The Worst X-Men Movie Is Better Than You Remember

By Zack Zagranis | Updated


The mid-00s was a dark time for Marvel movies. The MCU was still a few years away, and the one-two punch of X-Men: The Last Stand (2006) and Spider-Man 3 (2007) started to have audiences second-guessing this whole superhero fad. And while neither trilogy capper is the ending that fans wanted, we’re here to tell you that the third X-Men movie is not as bad as you remember.
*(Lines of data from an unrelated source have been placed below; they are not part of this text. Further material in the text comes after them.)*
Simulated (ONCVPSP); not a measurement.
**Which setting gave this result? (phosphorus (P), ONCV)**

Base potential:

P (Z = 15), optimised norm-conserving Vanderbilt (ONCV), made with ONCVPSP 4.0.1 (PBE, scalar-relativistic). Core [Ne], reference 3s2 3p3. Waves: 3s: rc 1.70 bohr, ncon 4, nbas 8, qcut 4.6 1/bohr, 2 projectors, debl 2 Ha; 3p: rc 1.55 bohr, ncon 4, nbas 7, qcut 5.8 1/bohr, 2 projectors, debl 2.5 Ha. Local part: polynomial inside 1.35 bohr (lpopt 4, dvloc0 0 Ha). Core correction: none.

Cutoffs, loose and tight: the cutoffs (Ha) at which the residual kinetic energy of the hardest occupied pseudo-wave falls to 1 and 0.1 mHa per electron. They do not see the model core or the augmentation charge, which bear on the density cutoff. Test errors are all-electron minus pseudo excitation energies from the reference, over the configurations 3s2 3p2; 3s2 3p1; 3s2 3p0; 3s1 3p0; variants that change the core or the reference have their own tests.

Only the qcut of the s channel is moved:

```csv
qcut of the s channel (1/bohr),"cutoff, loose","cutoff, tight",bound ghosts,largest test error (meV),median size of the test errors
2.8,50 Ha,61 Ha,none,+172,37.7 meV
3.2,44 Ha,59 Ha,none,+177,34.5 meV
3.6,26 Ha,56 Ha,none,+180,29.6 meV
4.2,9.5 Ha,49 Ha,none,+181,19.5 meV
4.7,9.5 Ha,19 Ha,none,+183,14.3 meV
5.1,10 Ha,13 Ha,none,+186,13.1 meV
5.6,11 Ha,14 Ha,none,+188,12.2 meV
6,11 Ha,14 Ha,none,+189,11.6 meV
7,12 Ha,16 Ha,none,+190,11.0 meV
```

X-Men: The Last Stand Isn’t A Complete Failure

aaron stanford

Don’t get it twisted; we’re not calling X-Men: The Last Stand a good movie, but it’s far from the dumpster fire that it’s been made out to be over the years. For anyone who doesn’t remember or wasn’t born yet, X-Men was the first successful Marvel film franchise—ok, technically, it was Blade, but most moviegoers in 1998 had no idea Blade was a Marvel property—beating Spider-Man to the big screen by a couple of years.

Superman’s Fault

That means that almost by default, it was the first big superhero franchise to have any sort of major shakeup behind the scenes. The drama came in the form of director Bryan Singer jumping ship from Marvel to DC to direct Superman: Returns (2006), leaving the third X-Men movie without a director, that is until Brett Ratner stepped in.

Trouble Behind The Scenes

Look, for reasons we won’t get into here, both Singer and Ratner are widely considered garbage people, even by Hollywood standards. In 2006, however, Brett Ratner was considered the worst of the two—both as a director and a human being. As a result, many fans, out of loyalty to Singer and his first two “near perfect” X-Men movies—we’ll come back to that—went into X-Men: The Last Stand already expecting to hate it.

A Huge Disappointment After X-2

For the most part, they did. Everyone did. X-Men (2000) and X-2 (2004) have critic scores of 82 percent and 85 percent on Rotten Tomatoes, respectively. Both films’ audience scores are roughly the same.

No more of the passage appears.